Now tell me. What kinda life is that?? (I’m only sorta half-joking right here.) Wouldn’t YOU want to find out what your life was like, what you went through – what the hell happened last year???
I know I would. I would like some answers very much, sir, and a double helping, please!
That comment that got left on my ‘About’ page: Probably just someone f’ing with me, a part of my mind is saying. After all, there was a lot of s**t going on back then. ‘We’ don’t know. I assume I must have read and approved it. But then again . . . selective ‘blindness’? Selective memory probably comes into play.
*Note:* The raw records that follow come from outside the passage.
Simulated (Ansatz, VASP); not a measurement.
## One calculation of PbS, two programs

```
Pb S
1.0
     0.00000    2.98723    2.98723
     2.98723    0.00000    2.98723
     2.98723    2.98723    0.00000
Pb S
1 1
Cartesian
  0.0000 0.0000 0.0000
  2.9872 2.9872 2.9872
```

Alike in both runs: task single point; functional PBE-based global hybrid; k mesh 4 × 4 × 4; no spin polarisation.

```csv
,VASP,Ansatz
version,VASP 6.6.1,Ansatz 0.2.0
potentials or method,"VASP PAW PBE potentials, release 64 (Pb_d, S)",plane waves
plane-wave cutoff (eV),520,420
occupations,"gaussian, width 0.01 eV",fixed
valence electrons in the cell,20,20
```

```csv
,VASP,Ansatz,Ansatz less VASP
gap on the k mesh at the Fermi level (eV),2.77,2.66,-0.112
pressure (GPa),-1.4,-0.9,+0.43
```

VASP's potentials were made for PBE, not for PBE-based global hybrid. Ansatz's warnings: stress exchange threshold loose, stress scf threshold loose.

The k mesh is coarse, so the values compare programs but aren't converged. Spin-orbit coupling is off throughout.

And then last night. That ‘note’ I wrote back to ‘them’. I couldn’t believe I wrote that thing! Actually ‘sitting there’ watching my hands writing it – feeling the thoughts form – and incapable of stopping ‘it’ (though I know – if I had REALLY tried – I could have. I just wanted to see where ‘it’ was going with this thing; how much ‘information’ it might reveal as I was ‘feeling’ around in my mind trying to ID the thing . . .). And posting it was a nightmare – my ‘littles’ were kicking and screaming; all the alarm bells were on, the sub horn was blowing, saying ‘dive! dive! dive!’ – and ‘they’ all went under . . . .
LOL, whutta Crew I bring to the table sometimes. A bunch of scared kids and a diver. (don’t ask me who the diver is, I don’t know, LOL!) But I ‘switched’ right there after the first few sentences of that post – going from anaylsing it to ‘thanking them’.
Like I said: time to make a new pile. Of unresolved issues. Only THIS one’s never gonna get resolved.
and lets call it a list of things I don’t understand.